We’re currently running debugger on TaskAgent to see if we can catch the problem in the act. With some additional logging @josecgomez has narrowed down the issue is on the client side. We’re hoping it’s not a race issue that running debugger will mess with and not exhibit the issue, but that’s a clue too I suppose.
Additional logging showed the IIS server respond to the client with 200 response, but the client never showed a response and hung. Other loops in the task agent continued to run so the service didn’t lock up, something went into exception drop or infinite loop.
We’ve been testing in a few SaaS customers, and I haven’t heard of any issues so far.
That being said it sounds like there is an issue. I haven’t been able to reproduce anything locally that I could debug. It’s always difficult when you can’t see the problem yourself and have to rely on the kindness (and logs) of strangers.

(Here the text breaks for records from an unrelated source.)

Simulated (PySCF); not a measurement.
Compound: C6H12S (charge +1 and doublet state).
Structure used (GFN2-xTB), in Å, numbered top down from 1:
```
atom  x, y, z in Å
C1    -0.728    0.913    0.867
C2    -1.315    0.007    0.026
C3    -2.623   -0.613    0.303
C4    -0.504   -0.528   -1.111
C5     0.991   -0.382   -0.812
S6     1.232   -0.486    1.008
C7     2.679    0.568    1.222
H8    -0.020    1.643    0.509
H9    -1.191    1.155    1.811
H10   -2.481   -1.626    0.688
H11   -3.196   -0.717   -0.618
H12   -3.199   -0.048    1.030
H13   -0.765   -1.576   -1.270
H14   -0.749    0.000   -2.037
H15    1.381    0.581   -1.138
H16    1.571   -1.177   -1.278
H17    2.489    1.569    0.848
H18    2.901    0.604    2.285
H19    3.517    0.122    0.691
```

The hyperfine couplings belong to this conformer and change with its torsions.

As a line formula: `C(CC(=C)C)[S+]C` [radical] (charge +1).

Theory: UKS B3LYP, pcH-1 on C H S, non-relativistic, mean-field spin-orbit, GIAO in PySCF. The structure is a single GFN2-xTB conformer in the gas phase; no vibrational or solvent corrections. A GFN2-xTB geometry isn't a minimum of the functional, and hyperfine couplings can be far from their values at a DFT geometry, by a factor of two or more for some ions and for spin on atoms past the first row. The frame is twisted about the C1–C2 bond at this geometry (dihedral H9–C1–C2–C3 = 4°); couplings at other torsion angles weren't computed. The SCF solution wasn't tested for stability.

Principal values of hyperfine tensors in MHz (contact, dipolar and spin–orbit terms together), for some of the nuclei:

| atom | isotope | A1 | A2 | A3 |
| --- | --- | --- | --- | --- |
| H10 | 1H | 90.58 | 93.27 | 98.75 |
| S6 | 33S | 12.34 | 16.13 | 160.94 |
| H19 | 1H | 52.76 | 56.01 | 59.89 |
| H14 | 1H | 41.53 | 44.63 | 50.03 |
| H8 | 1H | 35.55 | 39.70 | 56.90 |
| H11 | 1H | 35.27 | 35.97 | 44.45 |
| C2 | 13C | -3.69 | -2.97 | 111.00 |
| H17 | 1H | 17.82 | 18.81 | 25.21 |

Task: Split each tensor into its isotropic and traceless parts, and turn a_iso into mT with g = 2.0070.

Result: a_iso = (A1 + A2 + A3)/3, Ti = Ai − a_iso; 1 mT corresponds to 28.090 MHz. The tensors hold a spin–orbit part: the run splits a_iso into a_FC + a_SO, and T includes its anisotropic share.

The bit of information from @jgiese.wci about Fiddler has me thinking of issues I’ve seen in the past.
I’ve been working with @josecgomez and things seem to be pointing back to something very low level.
I’ve got a couple ideas I can try, but without being able to reproduce on my machine, it is a bit slow going.
Also, define “future”… I guarantee you, 10 years from now, I will still have customers on 10.2.500… Hell we still have 5-6 customers on 905 with a Progress backend… lol
There was a pretty good network performance improvement in 11.2.200.18. If you aren’t on that release or higher, you will probably want to move. It cuts down the number of round trips needed to make a call.
Is anybody here having this issue running an earlier version than 11.2.200.18?
you are right. I don’t know future plans for DMT, but TA definitely does not need any UI.
Latency suspiction is understandable but afaik TA does not get huge responses from server, so compression/no compression sould not affect much in its case from latency stand point…
If it were async deadlock, then CPU would be low…
But I am sure Jeff will figure it out
I highly suspect it’s due to a specific .NET version incompatibility (or glitch) with .NET Core… The HttpClient implementation in Core is completely different, and I know of other cases where it caused issues. Probable 2023 is not having the issue because .NET 4.8 should be pretty much at parity with .NET 6. But 4.7.2 might not be… Not sure when the version on the client side was changed…
I also have it setup in a 2023.1 migration environment on premise, no issue was reported as of yet…
Theoretically, server is completely independent from client. I can have server on linux and php and yet still be able to create .NET client application.
Of course in this case our custom serialization is involved, but in this case I think it would fail on deserialization, not with compression.
4.7.2 was may years ago. Since we moved from WCF, client was already on 4.8 for a long time.
Compression is done in IIS outside .net and it’s independent of net version
The compression happens after dot net appserver returns the payload in the iis engine
The compression being an issue is not about compression itself, it seems it’s just highlighting a race condition or timing issue because it made things much faster.
Hence why when we introduced latency via fiddler or debugger problem disappears
Good news, it looks like we’ve found a solution. Still testing, but everything looks good. I was able to run a test application that pummeled the application server all weekend and had no issues. Usually, the test app would break in under 10 minutes.
This looks like an issue with the automatic decompression that .NET FW 4.8 is doing on the client. I turned off the automatic decompression and added code to do the decompression ourselves. The current guess is that it is a threading issue, which moving the decompression to a later point solves.
I will be adding this code to 2024.1 (11.2.500) as it is our current development branch. We are readying 2023.2 (11.2.400) for release soon, so I will probably add the code back there as well.